A weekly public-affairs newsmagazine, produced in collaboration with National Public Radio, that includes reports, essays and interviews. The series was spun off (and cut back to a half hour from an hour) when Bill Moyers left in December 2004.
A look at Sheridan Correctional Center, an Illinois medium-security prison that aims to reduce recidivism via substance-abuse treatment, aggressive counseling, job training and following up with convicts after they're released.
The Kenyan soap opera "The Team," whose producers hope to foster social change in their country, is examined. The drama is about soccer players from various tribal backgrounds working together; in reality, the country has 42 tribes who are often at odds with one another, and suffered through tribal-influenced violence during the 2008 presidential election.
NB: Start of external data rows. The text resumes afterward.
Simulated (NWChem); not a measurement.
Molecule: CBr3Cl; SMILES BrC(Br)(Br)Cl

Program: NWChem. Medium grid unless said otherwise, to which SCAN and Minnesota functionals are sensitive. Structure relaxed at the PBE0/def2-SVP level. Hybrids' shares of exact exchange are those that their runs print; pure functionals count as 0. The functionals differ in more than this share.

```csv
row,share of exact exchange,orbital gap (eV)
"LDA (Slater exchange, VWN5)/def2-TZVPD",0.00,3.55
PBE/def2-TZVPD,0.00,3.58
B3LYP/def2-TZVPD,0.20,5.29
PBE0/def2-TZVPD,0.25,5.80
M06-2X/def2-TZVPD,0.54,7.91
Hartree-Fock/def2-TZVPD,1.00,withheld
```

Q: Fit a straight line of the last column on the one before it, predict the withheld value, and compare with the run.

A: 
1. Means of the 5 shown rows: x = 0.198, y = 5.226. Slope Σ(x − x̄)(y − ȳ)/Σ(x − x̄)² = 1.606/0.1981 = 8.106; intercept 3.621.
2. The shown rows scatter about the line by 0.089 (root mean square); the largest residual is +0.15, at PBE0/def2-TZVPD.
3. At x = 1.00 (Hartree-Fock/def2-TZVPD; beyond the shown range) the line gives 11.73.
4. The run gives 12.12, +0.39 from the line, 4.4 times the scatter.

A trek to the Gangotri Glacier in the Himalayas with environmentalist/high-altitude climber Conrad Anker reveals how climate change is affecting the source of the Ganges River. Also: global warming's impact on Montana's Glacier National Park; how the world's melting glaciers may impact food prices in the U.S.
Voter anger and angst are examined. Included: what motivates people to come together under the Tea Party banner; why voter discontent may spell trouble for incumbents in both parties come the 2010 midterm elections.
The Democratic Party's support of reproductive rights is examined. Included: remarks from pro-life Rep. Bart Stupak (D-Mich.), former DNC chairman Howard Dean and Allentown (Pa.) Women's Center executive director Jen Boulanger.
The shrinking landscape of journalism is discussed with Robert W. McChesney and John Nichols, authors of "The Death and Life of American Journalism." Included: their proposal for government subsidies to support journalism.
A report from Kenya on a TV soap opera designed to foster national unity and combat the tribal conflict that arose following that country's disputed 2007 presidential election. "The Team" follows a soccer team whose members belong to different tribes. Interviewees include Milly Mugadi, one of the show's stars; and John Marks, president of Search for Common Ground, which produces versions of "The Team" in 12 countries.